It's best to understand the model in terms of individual "Residual" blocks that stack up and result in the entire architecture. As you would have probably noticed, the dotted connections only come up at a few places where there is an increase in the depth (number of channels and not the spatial dimensions). In this case, the first dotted arrow of the network presents the case where the depth is increased from 64 to 128 channels by 1x1 convolution.
Consider equation (2) of the ResNet paper:
$$
y = F(\textbf{x}, \{W_i\}) + W_s \textbf{x}
$$
This is used when the dimensions of the mapping function $F$ and the identity function $\textbf{x}$ do not match. The way this is solved is by introducing a linear projection $W_s$. Particularly, as described in page 4 of the Resnet paper, the projection approach means that 1x1 convolutions are performed such that the spatial dimensions remain the size but the number of channels can be increased/decreased (thereby, affecting the depth). See more about 1x1 convolutions and their use here. However, another method of matching the dimensions without having an increase in the number of parameters across the skip connections is to use what is the padding approach. Here, the input is first downsampled by using 1x1 pooling with a stride 2 and then padded with zero channels to increase the depth.

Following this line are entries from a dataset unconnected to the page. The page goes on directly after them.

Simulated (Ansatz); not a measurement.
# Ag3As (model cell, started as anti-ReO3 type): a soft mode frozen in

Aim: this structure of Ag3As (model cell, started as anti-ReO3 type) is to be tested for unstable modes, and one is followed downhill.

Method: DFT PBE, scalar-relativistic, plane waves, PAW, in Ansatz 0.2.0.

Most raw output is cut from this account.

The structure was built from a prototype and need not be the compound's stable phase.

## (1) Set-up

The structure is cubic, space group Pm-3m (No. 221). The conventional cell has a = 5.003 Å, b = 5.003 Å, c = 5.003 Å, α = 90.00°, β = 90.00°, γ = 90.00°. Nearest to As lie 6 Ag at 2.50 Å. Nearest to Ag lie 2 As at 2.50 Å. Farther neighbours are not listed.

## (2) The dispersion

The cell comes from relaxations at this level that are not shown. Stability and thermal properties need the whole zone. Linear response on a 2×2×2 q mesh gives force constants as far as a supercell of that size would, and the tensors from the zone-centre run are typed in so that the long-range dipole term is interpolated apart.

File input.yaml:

Here is what the paper precisely mentions:
When the dimensions increase (dotted line shortcuts
in Fig. 3), we consider two options: (A) The shortcut still
performs identity mapping, with extra zero entries padded
for increasing dimensions. This option introduces no extra
parameter; (B) The projection shortcut in Eqn.(2) is used to
match dimensions (done by 1×1 convolutions).
Here are some more references, in case needed - a Reddit thread, another SE question on similar lines.